2 Observation and data reduction

The results presented here were derived from data obtained with the VIRTIS experiment on board the Rosetta spacecraft. VIRTIS is composed of two instruments: VIRTIS-H (VH; Drossart et al. 2000), a cross-dispersing point spectrometer providing spectra with high spectral resolution in the range 1.9–5 μm, and VIRTIS-M (VM; Coradini et al. 2007), an imaging spectrometer working in the range 0.25–5 μm by means of two channels, the visible (VIS) and the infrared (IR) channels, which cover the 0.25–1 μm and the 1–5 μm spectral intervals, respectively. Because of the failure in early May 2015 of the cryocooler, which is necessary to operate the IR channel, our analysis is restricted to VIS hyperspectral images. This dataset was continuously acquired forthe entire duration of the mission. The spectra and images used for the analysis were reduced using the VIRTIS calibration pipeline (Ammannito et al. 2006; Filacchione et al. 2006), with additional corrections derived from in-flight data. We removed defective pixels and cosmic-ray strikes using a median filter despiking algorithm, which was employed only in the spatial dimensions of the data and therefore left the spectral data intact.

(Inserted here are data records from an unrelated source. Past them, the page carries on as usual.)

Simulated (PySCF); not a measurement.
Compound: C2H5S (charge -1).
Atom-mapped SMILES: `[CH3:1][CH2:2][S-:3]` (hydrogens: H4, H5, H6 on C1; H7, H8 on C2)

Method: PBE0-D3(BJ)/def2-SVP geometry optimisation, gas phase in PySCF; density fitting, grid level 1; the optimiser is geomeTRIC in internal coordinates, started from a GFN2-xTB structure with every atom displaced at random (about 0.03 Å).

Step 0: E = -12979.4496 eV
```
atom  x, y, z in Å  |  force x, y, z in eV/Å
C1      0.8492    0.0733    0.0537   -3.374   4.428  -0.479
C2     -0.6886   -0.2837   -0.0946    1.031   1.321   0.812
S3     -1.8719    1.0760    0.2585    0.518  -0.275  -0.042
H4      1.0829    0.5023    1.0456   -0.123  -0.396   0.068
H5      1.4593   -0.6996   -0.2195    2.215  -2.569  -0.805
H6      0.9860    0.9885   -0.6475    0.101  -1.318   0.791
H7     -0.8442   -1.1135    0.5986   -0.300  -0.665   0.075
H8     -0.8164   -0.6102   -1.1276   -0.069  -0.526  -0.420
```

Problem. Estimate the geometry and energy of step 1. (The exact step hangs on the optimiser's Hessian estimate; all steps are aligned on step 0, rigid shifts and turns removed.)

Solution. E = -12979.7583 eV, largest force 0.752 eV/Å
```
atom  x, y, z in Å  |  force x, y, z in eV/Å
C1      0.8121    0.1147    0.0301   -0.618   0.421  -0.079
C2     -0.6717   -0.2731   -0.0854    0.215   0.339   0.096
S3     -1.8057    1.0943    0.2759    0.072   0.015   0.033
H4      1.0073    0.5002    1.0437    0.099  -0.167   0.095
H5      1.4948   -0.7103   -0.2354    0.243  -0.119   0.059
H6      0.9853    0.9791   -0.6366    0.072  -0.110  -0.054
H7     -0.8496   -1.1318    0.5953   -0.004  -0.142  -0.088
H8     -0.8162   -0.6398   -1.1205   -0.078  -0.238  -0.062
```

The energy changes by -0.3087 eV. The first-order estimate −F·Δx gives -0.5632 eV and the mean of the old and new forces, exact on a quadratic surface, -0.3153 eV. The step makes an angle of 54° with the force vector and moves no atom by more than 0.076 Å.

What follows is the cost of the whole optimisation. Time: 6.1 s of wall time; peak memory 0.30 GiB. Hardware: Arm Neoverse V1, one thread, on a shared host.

We here analyze a hyperspectral cube acquired by VM on 2015 July 18, which shows night-side dust activity (Figs. 1 and 2). This image cube was acquired one month before the perihelion passage at a heliocentric distance of 1.28 au and a distance from the comet nucleus of 189 km. The corresponding Field of View (FOV) is about 12 km in the horizontal direction and 6 km in the vertical one, referred to the distance of the comet center to the spacecraft. The spacecraft was approximately on a terminator orbit so that the Sun illuminated one side and the other side was in darkness (Fig. 1).

Figure 2 displays the intensity map of the dust continuum in units of W m−2 sr−1 μm−1. The map is a composite image where the comet nucleus (as an average in the wavelength range 0.45–0.55 μm) is superimposed on the image of the dust continuum averaged in a bandpass of 0.10 μm centered on 0.55 μm. The Sun is at the top of the image, and on the day side, the dust activity shows a predictable behavior that is correlated with the illumination conditions. The dust continuum image displays a narrow, collimated plume that is rather sharply bounded on the image plane. The dust plume is seen to expand as a narrow ejecta projected on the FOV plane. The maximum intensity of the dust plume is 0.098 W m−2 sr−1 μm−1.

Table 1 provides the geometry information for the hyperspectral cube calculated by a routine (Acton 1996) that uses the spacecraft trajectory and orientation stored in SPICE kernels, and the 67P SHAP5 shape model for the comet nucleus (Jorda et al. 2016). The image was acquired line by line by means of a scanning mirror, taking 20 seconds per line. The final image is composed of a sequence of consecutive lines in the vertical direction.

In Table 2 we list all the relevant information obtained from the analysis of our observation, such as dust plume observation time, longitude and latitude of the estimated source region of the dust plume (Sect. 5), radiance level, and color at the maximum of the dust plume emission (Sect. 3.2).

The analysis of the VM dust continuum can be limited by infield stray light when the instrument slit is partially filled by the bright nucleus, and a sizable portion of the incoming photons is spread into the adjacent coma pixels. For the plume studied here, there is no stray light because the nucleus is in the dark, and its signal is therefore close to zero.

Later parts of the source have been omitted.